World of Darkness (Classic):
Back in the early 90's, I was introduced to a couple of supernatural RPG's that I thought were interesting. I even got the main book from Werewolf: The Apocalypse for 50% off from my local book store because the front cover was torn. (Fans who remember the 1st edition, softcover will get a chuckle from this.) Between that and the 2nd edition of Vampire: The Masquerade, White Wolf had my attention. It wasn't until my friends started a Mage: The Ascension group that I actually played in the World of Darkness... and I have never regretted this first step.
The World of Darkness started with 5 core games...
This was the first game from the World of Darkness line. You are vampires descended from Caine. (Yes, this game draws from a biblical origin story.) In modern times, you either live to maintain your hold on what is left of your humanity, or you embrace that you are beyond the concept of humanity.
In Werewolf, you typically portrait a warrior of Gaia (defender of the Earth) against the corruption of the Wyrm. There are other were-creatures you can choose from as well, such as cats, spiders and crows. You fight for honor, glory and wisdom to raise yourself in Gaia's army of shape-shifters.
An inner power has awoken inside of you, but there are those who would either exploit your power or kill you for it. Mage is probably the best game in the World of Darkness if you want a player vs. "The Man" game as you try to keep yourself safe from a government group known as The Technocracy.
Death is not the end, but just a new beginning. Something is keeping you from the afterlife that is promised after you die, and this ties you the world you once knew. Your new home, known as the Shadowlands, is a dark image of the world you once knew. You seek your redemption while others would seek to keep you where you are or use you as something else.

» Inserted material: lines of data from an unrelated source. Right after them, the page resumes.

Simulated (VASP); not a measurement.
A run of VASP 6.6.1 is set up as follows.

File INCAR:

Faeries from childhood stories are real, and they have been living amongst you without your knowledge. Better yet, you've also started to understand that you're one of them. Fueled by creativity and imagination, Changelings are hidden from the real world but still need to work within it. Be careful not to stray down the wrong path and get stuck in the world fueled by banality lest you lose your Fae self.
And then came the additions to provide a little flavor to the World of Darkness...
Not quite the same of the traditional vampires we're aware of. Asia has its own spin of vampires, spirits and shape-shifters, and it all started here.
With all these supernatural creatures running wild in the World of Darkness, there has to be a group of people who can offset them. Where each of the individual games have their counterpart (perceived "good vs. evil"), the Hunters are out to cleanse the world. Armed with powers and abilities of their own, Hunters don't see themselves as part of the problem but rather as the ultimate solution.
In the 1st edition of Vampire: The Masquerade, we're introduced to Mummies. Now, here they are expanded with a ton of extra powers and abilities that will overpower just about any group. If a Mummies body dies, no worries. The spirit moves on to the Shadowlands until the body is repaired.
If having Mummies weren't overpowering enough for your game, you can add a healthy dose of "evil" to your games. Even though I have some of the books for this game in my collection, I have yet to actually participate in a Demon game.
To add a little extra flavor to the original line of games, White Wolf also published a Dark Ages series that included Vampire, Werewolf, Mage, Fae and Inquisitor. These are great for the World of Darkness feel in a less modern time frame. I think these were created in light of the favorable response to Vampire: The Dark Ages.
There were a few off-shoots that were published but never that popular. Vampire: The Victorian Age (set in the late 19th century), Werewolf: The Wild West (set in the 19th century), Mage: The Sorcerer's Crusade (set in the late 15th century) and Wraith: The Great War (set during and immediately after World War I).
Other than Demon, I have either played or ran games and.or characters
from every single game in the World of Darkness. This is perhaps my
favorite of all systems. It's easy to learn and each individual game
within the system has a well thought out back story.